Tuesday, March 15, 2005
wandering without direction
 
I have come to realize a major problem with me.... I really and truly don't know what I want. And I mean in nearly *every* respect, in the grand scheme of things.

After the demise of a recent relationship I came to realize that maybe I actually *don't* want to be in a relationship. I felt so liberated when it ended and I was thrilled to get my free time back. I could lounge in my pajamas or go out with friends after work.... whatever I wanted! Without complaints from someone that I wasn't spending enough time with him! It feels great and I have to wonder... am I happier when I am single?? I always suspected that, but now I'm left wondering..... am I happier when I am single or is it just that I haven't found someone that I am willing to give up my "free time" for?

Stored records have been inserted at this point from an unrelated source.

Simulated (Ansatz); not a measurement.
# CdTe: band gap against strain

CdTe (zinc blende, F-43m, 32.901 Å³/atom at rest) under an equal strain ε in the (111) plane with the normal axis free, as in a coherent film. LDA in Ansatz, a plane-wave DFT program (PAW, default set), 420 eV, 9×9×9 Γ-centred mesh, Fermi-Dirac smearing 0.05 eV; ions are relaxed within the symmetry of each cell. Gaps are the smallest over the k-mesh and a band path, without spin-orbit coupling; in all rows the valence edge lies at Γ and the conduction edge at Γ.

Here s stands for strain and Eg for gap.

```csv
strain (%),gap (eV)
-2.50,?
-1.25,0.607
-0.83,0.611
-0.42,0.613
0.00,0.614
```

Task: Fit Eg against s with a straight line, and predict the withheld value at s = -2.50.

Then there's my job. Once upon a time I really liked my job, and every now and then I still have moments in which I enjoy it. But for the most part I am drifting in and out of the office with no real recollection of the days events. I have become lazy because I lack motivation and drive. I don't like feeling lazy because it leaves a horrible feeling of deceit in my gut (pretending to be busy can be like that), but there I am being flat-out lazy. I hate it, and while I joke that it's just how I am..... I'm really not. Given the right job and right circumstance I am willing to work my ass off. Afterall it's far more fulfilling and rewarding to accomplish something rather than just sit and pass time. So what to do? I hear time and time again that I should do what I love. But what is that exactly? Certainly nothing I could earn a living at, I assure you. If I am to answer my calling I need that calling to speak up.... because I have no idea what I truly want to do. If I did, I'd be making moves towards it, I assure you. I have spent the better part of the last year trying to figure out what it is I want to do...... and I still have no answer.

And what about this trip to Israel? As I wrote to a friend of mine in an e-mail last night: "Do I really wanna go? Am I dragging my feet about applying (for financial aid) because I am afraid? Probably. I fear for all that I could lose because I have a hard time imagining what I can gain." Writing that last night helped me put a name to things.... I mean, I knew fear was holding me back, but I realized it was because I could only predict what could go wrong... I have no way of predicting how right things could go. This trip could open up a lot of doors for me, in ways that I cannot imagine. And that's the problem... it's in ways that I cannot imagine. If I could it would alleviate my fears.

At any rate, I have decided to push ahead with my application process and fight my fears. I obviously need something to shake up my world and give me new perspective and maybe this trip is it. But I'll have to fight my laziness and fear and knock on many doors for funding. If this is going to happen I need to buck up here and work towards making it happen rather than letting it pass me by and making excuses as to why I couldn't go. If I don't go on this 5 month trip to Israel it had best not be because I didn't try and make it happen.

As Yoda once said: "Do, or do not. There is no try".